In 1999 we had only just started to fully enjoy the world of 3D video cards. The 3Dfx Voodoo 2 had been released in March 1998, and when Appeal released Outcast in August the next year, it was quite something. Utilising a voxel look, the game had real style. Outcast was very well received but we never saw a sequel, which was a shame. A few years ago Appeal resurfaced and launched a Kickstarter for a remake of the original Outcast. Strangely, it failed to raise the funds. That might have been the end of the remake if Big Ben Interactive had not stepped in as the publisher and Outcast – Second Contact was born.
This remake has just been released on Steam, bringing back Cutter Slade and the world of Adelpha. For those too young to remember the original, Earth is in peril after sending a probe to a parallel universe. The probe is destroyed by an alien being which, in turn, has caused a reaction on Earth that will destroy the planet. Unless, that is, the probe can be found and retrieved from the other side. Cutter Slade and a group of scientists are sent to the other world and complete the mission.

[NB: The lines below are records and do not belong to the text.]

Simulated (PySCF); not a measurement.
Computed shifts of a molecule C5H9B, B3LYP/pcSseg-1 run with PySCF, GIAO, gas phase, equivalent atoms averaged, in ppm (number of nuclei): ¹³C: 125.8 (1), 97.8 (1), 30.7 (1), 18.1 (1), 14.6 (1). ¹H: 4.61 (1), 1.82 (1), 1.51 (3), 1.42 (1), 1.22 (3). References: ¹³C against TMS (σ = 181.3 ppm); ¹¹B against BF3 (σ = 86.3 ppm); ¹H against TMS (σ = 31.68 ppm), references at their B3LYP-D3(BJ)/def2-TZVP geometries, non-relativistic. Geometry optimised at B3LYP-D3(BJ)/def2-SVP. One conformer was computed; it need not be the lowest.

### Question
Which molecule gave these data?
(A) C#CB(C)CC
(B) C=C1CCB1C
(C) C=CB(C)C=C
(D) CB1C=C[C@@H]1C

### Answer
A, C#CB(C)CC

Since this is a remake, the story is exactly the same as the original. What has changed is the technology behind the game’s visual design. Voxels are out and Unity-powered 3D graphics are in. Sounds great right? A real classic brought back to life for potential new fans, and for those who want to replay the game for nostalgia reasons.
As far as the video options are concerned there’s enough here to satisfy most PC players. Outcast is not an action-packed first or third person shooter so having 100 FPS+ is not massively important. With everything cranked up to max on a GTX 980 the game performs well at a steady 60 FPS. That said, the visuals are mixed.
At times Outcast – Second Contact can look rough around the edges, especially on characters and some of the textures. At other times it can look quite stunning. It can feel as if there has been two sets of developers working on it; but it will actually be down to the way in which the team has used old elements from the original game and brought them directly into the new version with Unity.
Using elements of the old game creates a problem. Gaming has moved on in 18 years, and players expect to see fluid movement and realistic animations. When a game is released today the quality is expected to be high and this is where Outcast – Second Contact stumbles. The movement feels very wrong. Slade floats around when you move in any direction. It’s almost as if the character is lagging behind the control input or he’s just not responsive. This makes the game feel uncomfortable to play after a while, and it becomes more annoying than enjoyable.
Movement and combat are the biggest problems in this new version of the game. Appeal really needed to improve the experience with fluid movement. The fact that Slade can still get blocked by small obstacles makes the gameplay feel dated, and trying to jump out of water is a real hit and miss affair. Considering you have to do that a lot in the first mission area of Shamazaar, it’s really annoying.
Combat is an uneven affair too. In the game settings there is an aim assist option (which can thankfully be turned off); but when you’re trying to hit targets on the move the weird movement makes it frustrating to aim. It’s just a bit shonky when trying to hit moving targets.
The audio suffers from similar problems. The original audio was used and plonked into the game. While that’s great for fans wanting an authentic 1997 experience, it’s a questionable decision. The swimming audio has to be heard to be believed. It sounds like a hand being swished around in a kitchen sink.
There is enjoyment to be had for fans of the original. It’s great to be back in the world of Adelpha, soaking up the atmosphere and characters for a second time. Playing the game again makes you realise just how inventive the game was in 1999, with its open world mission structure and weird gadgets. The story was pretty good too and the way you could interact with the characters in the world made it feel alive. A great example is when you are trying to find a certain NPC. If stop and ask other characters they will tell you when they last saw the person, or even point towards their location.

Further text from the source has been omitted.